Coming into the year, investors were figuring out how they would trade between two paths set on one side by monetary tightening from the Federal Reserve and, eventually, the Bank of England (BOE), and on the other by Bank of Japan and European Central Bank (ECB) easing.
Now, those investors are rethinking that divide as the U.S. and U.K. economies succumb to signs of a worsening global slowdown, forcing their central banks to rethink the interest-rate outlook. Any split now will be led by how much euro-area and Japanese authorities press ahead with looser policy.
The reassessment following a volatile start to the year suggests a world economy still in need of synchronous and easy monetary policy if it is to escape the threats of low inflation and slowing Chinese demand. It also means a review of the trade that propelled the U.S. dollar higher.
“We're having peak divergence,” said Torsten Slok, chief international economist at Deutsche Bank AG in New York.
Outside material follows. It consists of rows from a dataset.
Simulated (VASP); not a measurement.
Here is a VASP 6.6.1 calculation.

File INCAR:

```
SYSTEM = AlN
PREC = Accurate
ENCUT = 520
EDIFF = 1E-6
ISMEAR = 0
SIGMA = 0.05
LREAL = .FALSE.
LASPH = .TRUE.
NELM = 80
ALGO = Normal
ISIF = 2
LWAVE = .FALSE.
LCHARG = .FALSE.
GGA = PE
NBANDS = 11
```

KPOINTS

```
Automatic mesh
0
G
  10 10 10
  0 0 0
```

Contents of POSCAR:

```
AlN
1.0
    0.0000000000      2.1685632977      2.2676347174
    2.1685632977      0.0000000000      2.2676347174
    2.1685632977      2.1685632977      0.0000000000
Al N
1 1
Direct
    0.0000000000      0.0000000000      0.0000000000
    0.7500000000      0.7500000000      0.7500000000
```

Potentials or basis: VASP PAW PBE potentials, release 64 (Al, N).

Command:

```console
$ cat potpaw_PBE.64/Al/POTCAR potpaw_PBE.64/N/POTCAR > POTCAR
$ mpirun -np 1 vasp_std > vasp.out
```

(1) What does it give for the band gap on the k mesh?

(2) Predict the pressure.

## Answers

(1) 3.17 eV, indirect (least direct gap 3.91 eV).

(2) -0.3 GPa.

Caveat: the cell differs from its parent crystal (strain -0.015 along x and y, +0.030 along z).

Behind the switch is the turmoil in equity and bond markets triggered by uncertainty over the direction of China's economy at a time when sliding commodity prices are compounding the disinflationary pressures dogging all key economies. With the Fed last week saying it was “closely monitoring global economic and financial developments,” BOE Governor Mark Carney joined the chorus on Thursday by bemoaning an “unforgiving world” for derailing his inflation forecasts.
“Something has got to give,” said Michael Gapen, chief U.S. economist at Barclays Plc in New York. “You can't have the combination of steady, if unspectacular, fundamentals and volatile markets for too long.”
In the U.S., Fed Chair Janet Yellen and her colleagues on the FOMC voted to raise the benchmark federal funds rate in December for the first time since 2006, leading the charge out of an unprecedented period of low interest rates and unconventional stimulus worldwide.
Global Shift Away from Plans to Raise Rates
Markets have since shifted their view, rejecting the Fed's December suggestion of four rate hikes this year and sending the dollar toward its worst week since 2009.
As for the Bank of England, a Morgan Stanley index based on market prices suggests no rate hike for 30 months. Societe Generale SA said yesterday it was no longer predicting any increase at all in the 0.5 percent benchmark in the current growth cycle, having previously predicted Carney would lift it to 2.5 percent.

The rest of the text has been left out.